Agamemnon brought her. . . at the altar: as in the Cypria(Procl.). See also Euripides’ Iphigeneia in Aulisand the introductory speech of his Iphigeneia in Tauris.

Cycnos: not the adversary of Heracles (pp. 82, 90) but a son of Poseidon who ruled at Colonai in the Troad (cf. P. 10. 14. 1 ff). Tenedos was a small island lying off the coast of the Troad.

While. . . offering a sacrifice to Apollo: on Tenedos, following the Cypria(Procl.). Homer mentions the water-snake, hydros, as the cause of his wound, Il. 2. 723. The later tradition varies; in Soph. Philoct. Milf, he is bitten on Chryse, an island near Lemnos, by a serpent guarding the local temple of Athene; or he is bitten where his comrades abandon him, on Lemnos (e.g. Hyg. 102).

the bow of Heracles: Heracles gave it to his father Poias (or to Philoctetes himself) for lighting his pyre, see p. 91 and note.

sending Odysseus and Menelaos: cf. Il. 3. 205 ff.

first. . . to disembark: cf. Il. 2. 701 f., where his killer is a nameless Dardanian (as against Hector in the Cypria, see Procl.); that Protesilaos would be the first to enter battle is suggested in his name.

Laodameia: there seems to have been some coverage of her story in the Cypria(P. 4. 2. 7; there she was described as Polydora, daughter of Meleager, but the present name is general in later authors). The pathetic tale appealed to later sentiment and was much developed and varied. Protesilaos was to be released from Hades for a limited period only. (See also Ovid Heroides18. and Hyg. 103 and 104. In Hyg. 103, Laodameia prays to be allowed three hours with him, and is unable to endure the sorrow when he dies for a second time.)

by hurling a stone at his head: Cycnos (the father of Tenes, see above) was said to be invulnerable except in his head (sc. Lcophr. 232). There was another tradition that he was wholly invulnerable and Achilles had to strangle him as Heracles strangled the Nemean lion (e.g. Ov. Met. 12. 144, with the thong of his helmet).

Troilos: a son of Priam (or Apollo, p. 125) and Hecuba ( Il. 24. 257). There was a tradition that Troy could not be taken if he remained alive (Plautus Bacchides953 f, or if he lived to the age of twenty, VM 1. 210).

captured Lycaon: see Il. 21. 34 ff. for the full story. Lycaon was sold into slavery in Lemnos (also Procl.), but was ransomed, and came up against Achilles on the twelfth day after his return, giving rise to the memorable scene in which he entreats the pitiless Achilles to spare him.

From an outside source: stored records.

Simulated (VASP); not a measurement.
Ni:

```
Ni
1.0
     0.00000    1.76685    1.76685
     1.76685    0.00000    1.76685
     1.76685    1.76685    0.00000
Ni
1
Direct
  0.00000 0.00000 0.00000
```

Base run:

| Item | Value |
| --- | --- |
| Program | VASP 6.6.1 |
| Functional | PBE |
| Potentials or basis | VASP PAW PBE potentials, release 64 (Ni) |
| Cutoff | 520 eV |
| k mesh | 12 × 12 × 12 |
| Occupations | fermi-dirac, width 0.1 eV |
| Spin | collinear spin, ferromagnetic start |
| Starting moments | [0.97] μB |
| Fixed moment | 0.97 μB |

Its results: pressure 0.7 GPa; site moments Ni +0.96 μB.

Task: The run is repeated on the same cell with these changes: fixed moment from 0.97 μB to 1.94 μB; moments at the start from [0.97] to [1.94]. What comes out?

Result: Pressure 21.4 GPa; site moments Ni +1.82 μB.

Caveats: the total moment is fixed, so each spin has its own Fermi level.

rustle the cattle of Aeneas: cf. Il. 20. 90 ff. and 188 ff.

the following allies: for the Trojan allies cf. Homer’s catalogue, Il. 2. 819 ff.

performed deeds of valour: for aristeuein;the aristeiaiof the various heroes, episodes in which an individual comes to the fore and remains the centre of attention while he performs exceptional feats, formed set-pieces in the epic narrative.

exchanged armour: in Homer’s account, Glaucos exchanged ‘gold for bronze’ (the phrase became proverbial), provoking the poet to observe, in a rare personal comment, that Zeus must have deprived him of his wits ( Il. 6. 234 ff.).

The river rushed out. . . massive flame: this is rather unsatisfactory as a summary of Il. 21. 211 ff.

accidentally killed Hippolyte: her sister, whom she killed with her lance while aiming at a deer, according to QS 1. 21 ff.; see also Appendix, 8 and note. The tradition that she came there to win glory to enable her to marry (Tzetz. Posthom. 14, referring to Hellanicos and others) reflects later ethnographical interests (see Hdt. 4. 117).

Thersites: he abused Achilles ‘for his alleged passion’ (Procl.) for the Amazon, apparently an accusation of necrophilia (Eustath. on Il. 2. 219), and gouged out her eyes with his spear-point (Tzetz. sc. Lycophr. 999). The Aethiopis(Procl.) went on to say that Achilles sailed to Lesbos, sacrificed to Apollo, and was purified from the murder of Thersites by Odysseus (the first known reference to such a purification in Greek literature, for none is mentioned in Homer). On Thersites, see also p. 42 and Il. 2. 211 ff.

Memnon: to provide a suitable opponent for Achilles, a warrior who resembles him in being the son of a goddess and having a set of arms made by Hephaistos (Procl.; cf. Achilles’ arms in Il. 18. 457 ff.). Proclus further reports that Thetis told her son Achilles of the fate in store for Memnon, and that Dawn asked Zeus to grant him immortality.

shot down . . . Scaean Gates: as foretold in Il. 22. 359 f.

in the ankle: it is said in late sources at least that his mother Thetis held Achilles by the ankle when dipping him into the Styx, or the fire (cf. p. 129), to make him immortal (e.g. Serv. on Aen. 6. 57).

on the White Island: in the Aethiopis(Procl.) Thetis, with the Muses and her sisters, snatched Achilles’ body from the fire and conveyed it to the White Island (Leuke, in the Black Sea). But the present passage surely refers to the Homeric account in Od. 24. 43 ff., where the Greeks mix the bones in a golden urn for burial in a mound by the Hellespont; as Wagner observed, the phrase must have originated as a gloss on the Isles of the Blessed in the next sentence.

on the Isles of the Blessed: a home at the ends of the earth for those whom the gods absolved from death, see Hes. WD167 ff. In Homer, Achilles descends to Hades, where he complains to Odysseus of his fate as king of the shades, Od. 11. 473 ff., but in the Aethiopis, it can be inferred from Proclus’ summary that Thetis would have revived him and made him immortal after taking him to the White Island. In Pind. ol. 2. 79 ff., she conveyed him to the Isles of the Blessed. Ibycus, a sixth-century lyric poet, and Simonides are said to have placed him in Elysium (which was much the same) with Medea (sc. AR 4. 816).